I, and many others, have argued that "transformation" should be construed in broader terms than racial redress without nega-ting its importance. Perhaps sight should not be lost of the reality that a major "transformation" has already occurred with the achievement of a universal democracy in 1994. The consequences of this will work through the South African consciousness for decades to come. But, of course, it is not enough. Policy must address all components of the damage done to South Africans through its colonial and apartheid history.

Chief among these has been the consistent relegation of "merit" to a secondary role in determining opportunity, reward and justice. This trend did not start with the present government or even with apartheid - it persisted unabated through the centuries of ethno-racial conflict culminating in the access to power of the National Party in 1948 and is perpetuated by the present government to this day.

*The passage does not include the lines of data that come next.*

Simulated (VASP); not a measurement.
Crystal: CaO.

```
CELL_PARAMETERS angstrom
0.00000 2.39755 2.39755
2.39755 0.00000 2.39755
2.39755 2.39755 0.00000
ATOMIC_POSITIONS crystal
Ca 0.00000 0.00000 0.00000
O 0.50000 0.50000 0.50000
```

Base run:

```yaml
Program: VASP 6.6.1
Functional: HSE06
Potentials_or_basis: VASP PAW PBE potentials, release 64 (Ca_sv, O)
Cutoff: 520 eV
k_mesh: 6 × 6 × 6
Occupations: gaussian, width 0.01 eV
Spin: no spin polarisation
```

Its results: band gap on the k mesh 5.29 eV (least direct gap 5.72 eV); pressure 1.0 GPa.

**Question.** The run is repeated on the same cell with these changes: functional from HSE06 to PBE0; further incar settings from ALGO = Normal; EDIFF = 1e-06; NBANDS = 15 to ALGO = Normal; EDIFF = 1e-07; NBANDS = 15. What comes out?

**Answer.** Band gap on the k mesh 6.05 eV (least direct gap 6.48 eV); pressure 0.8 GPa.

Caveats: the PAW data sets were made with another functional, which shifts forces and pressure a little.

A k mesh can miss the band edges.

The substitution of birth characteristics, whether based on racial, sexual/gender or status criteria, for "merit", is now widely recognised as both unjust and anti-democratic. Hence our Constitution expressly excludes such criteria as determinants of opportunity, justice or reward. Perhaps less widely appreciated is the harm that such practices cause at both the individual and collective levels.

One of these has already been alluded to, the creation of a powerful racial consciousness, which readily manifests as divisive racism. Such divisions result in the immense alienation of significant sectors of the South African population who perceive themselves as victims of injustice and discrimination; it is the overriding theme of our history.

The consequences of such alienation on the psyches and behaviour of the black community have been widely documented. This, I may add, has also been true of all other ethno-racial sectors at different times in the South African story. Why should architects of the current approach to transformation not recognise that whites as a whole will respond in much the same way, unless they are able to escape overseas as so many are doing?

Space constraints unfortunately prevent further exploration of the multidimensional, negative impact of reverse discrimination, but surely these are well-known. We must create "transformative" policies that promote the natural redress of demographic inequities without reintroducing the disastrous features of South African history.

There is no compelling evidence that racial divisions will wither away as the black community achieves greater economic power. It seems equally possible that the necessity for catering to the claims of a new ethnic elite will limit the economic empowerment of the impoverished black masses and result in intensification of current divisions even if only to divert dissatisfaction. Further- more, the gains made by one community will elicit resentment if they occur in a racialised context. Such tensions have the potential to undermine advances made in other spheres.

The answer is to promote all attempts to move away from the prevailing racial paradigm that supports the South African political arena. The creation of a genuine multi/non-racial opposition, as proposed by Herman Giliomee recently ("Wanted: Leaders with a clear vision", February 8), which is committed to delivery and a working democracy is an essential first step in normalising South African politics around issues other than race. No leader who claims to have the good of the country at heart should allow personal agendas or antagonisms to stand in the way of this development.

Besides that, South African pressure groups must not hesitate to use the Constitution to enforce the ideals of our fledgling democracy. Thus the current application of "quotas" must be challenged as must be any practice that limits the rights of the citizen to opportunity, the rights and benefits of our society or the legitimate rewards of personal achievement.

So far, such action has been mainly limited to Aids activists. There is a great need for a more courageous and pro-active stance by those who believe that South Africa can and must transcend its divided history and become a home for all. This is a challenge for all races in our country.